After a five-year absence Detective Inspector John Rebus of Edinburgh CID returned to duty yesterday.

The ageing music lover who likes a drink (to put it mildly) made his comeback in Standing in Another Man's Grave, the first new Rebus novel since Exit Music in 2007. His creator Ian Rankin marked publication by signing copies at Waterstone's in Kirkcaldy.

The book is likely to be something of a Godsend for booksellers in the run-up to Christmas given the online competition.

"Increasingly the book trade is driven by big brands and it helps the trade when big brands come out with big books," Tom Tivnan, features editor of trade magazine The Bookseller, said. "A new Rebus book is a real boon for booksellers and the trade in general. He's one of the biggest selling authors of all time."

Rankin was last year named as the 18th most valuable author since records began, some way behind the likes of JK Rowling and Jamie Oliver, but still worth an impressive £48.7 million. And that was before the new Rebus appeared.

Mr Tivnan added: "In two weeks' time he'll be one of only 16 authors to have hit the £50m mark. The last two books with the Malcolm Fox character haven't done as well as Rebus but you'd expect that with a new character."

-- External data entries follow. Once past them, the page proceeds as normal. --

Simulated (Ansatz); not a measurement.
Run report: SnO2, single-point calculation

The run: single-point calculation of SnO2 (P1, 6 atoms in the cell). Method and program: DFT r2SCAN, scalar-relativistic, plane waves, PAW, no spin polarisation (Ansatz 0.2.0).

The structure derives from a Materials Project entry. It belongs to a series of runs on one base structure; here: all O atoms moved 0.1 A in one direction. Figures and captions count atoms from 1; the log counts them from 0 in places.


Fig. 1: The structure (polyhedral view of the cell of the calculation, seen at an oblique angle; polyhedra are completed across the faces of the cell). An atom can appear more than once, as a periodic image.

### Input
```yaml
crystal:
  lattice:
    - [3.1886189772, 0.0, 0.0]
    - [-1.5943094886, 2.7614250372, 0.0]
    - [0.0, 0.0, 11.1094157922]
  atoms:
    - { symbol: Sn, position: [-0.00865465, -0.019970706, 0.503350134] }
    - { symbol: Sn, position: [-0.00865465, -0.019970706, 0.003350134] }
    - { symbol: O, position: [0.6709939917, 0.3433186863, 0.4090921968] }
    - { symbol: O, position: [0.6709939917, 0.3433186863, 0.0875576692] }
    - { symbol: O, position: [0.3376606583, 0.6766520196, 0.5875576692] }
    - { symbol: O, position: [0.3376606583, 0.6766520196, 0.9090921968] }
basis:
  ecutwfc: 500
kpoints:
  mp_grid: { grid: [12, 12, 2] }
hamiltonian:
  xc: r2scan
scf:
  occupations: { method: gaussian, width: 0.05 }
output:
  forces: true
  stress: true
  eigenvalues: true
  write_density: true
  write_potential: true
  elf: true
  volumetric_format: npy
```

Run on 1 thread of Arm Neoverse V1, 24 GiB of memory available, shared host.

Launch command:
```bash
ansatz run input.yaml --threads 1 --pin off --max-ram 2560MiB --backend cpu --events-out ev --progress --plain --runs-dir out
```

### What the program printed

The new Rebus book is also a reminder that Rankin was one of the pioneers of Scottish crime fiction. While William McIlvanney beat him to the punch with his Laidlaw books in the late seventies and early eighties, the success of Rankin's books – which were adapted for TV not once but twice, with Ken Stott and John Hannah playing Rebus – proved that Scottish crime fiction could find an audience in Britain and the world.

Doug Johnstone, author of Hit and Run, said: "Ian is a simply brilliant writer, a very generous person and an all-round legend, frankly. With the Rebus books, he paved the way for a whole generation of writers.